This is particularly useful for regular expression patterns, where you're likely to have plenty of backslashes that you want as part of the pattern, not interpreted out by Python before it gets there. Always use raw strings for regular expression patterns.

Gotcha Alert: If the backslash is the last character in your raw string, it'll still act to escape out your closing quote, and create a syntax error as a result. That has to do with Python's own language lexing rules, not with strings.

The other "type" of string is a formatted string, or f-string, which is new as of Python 3.6. It allows you to insert the values of variables into a string in a very pretty way, without having to bother with concatenation or conversion like we did earlier.

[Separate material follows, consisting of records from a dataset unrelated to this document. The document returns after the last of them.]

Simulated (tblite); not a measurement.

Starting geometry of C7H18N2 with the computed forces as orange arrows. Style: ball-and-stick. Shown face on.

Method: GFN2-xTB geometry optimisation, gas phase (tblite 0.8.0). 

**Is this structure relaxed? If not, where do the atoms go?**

We precede the string with an f. Inside, we can substitute our variables by wrapping them in {...}. We put it all together like this...


netWorth = 52348493767.50
richestDuck = "Scrooge McDuck"
print(f"{richestDuck} has a net worth of ${netWorth}.")
>>> Scrooge McDuck has a net worth of $52348493767.5.

You're not just limited to variables in those curly braces ({...}) either! You can actually put just about any valid Python code in there, including math, function calls, expressions...whatever you need.

Compared to the older str.format() methods and % formatting (neither of which I'll be covering here), f-strings are much faster. That's because they're evaluated before the code is run.

Formatted strings were defined by PEP 498, so go there for more information.

Functions

While we're getting basic stuff out of the way, let's talk a bit about Python functions. I won't sport your intelligence by redefining "functions" yet again. It'll suffice to provide a basic example.

def grapplingHook(direction, angle, battleCry):
    print(f"Direction = {direction}, Angle = {angle}, Battle Cry = {battleCry}")

grapplingHook(43.7, 90, "")

def says we're defining a function, and then we provide the name, and the names of the arguments in parenthesis. Yawn

Let's make this a bit more interesting. (The following works in Python 3.6 and later.)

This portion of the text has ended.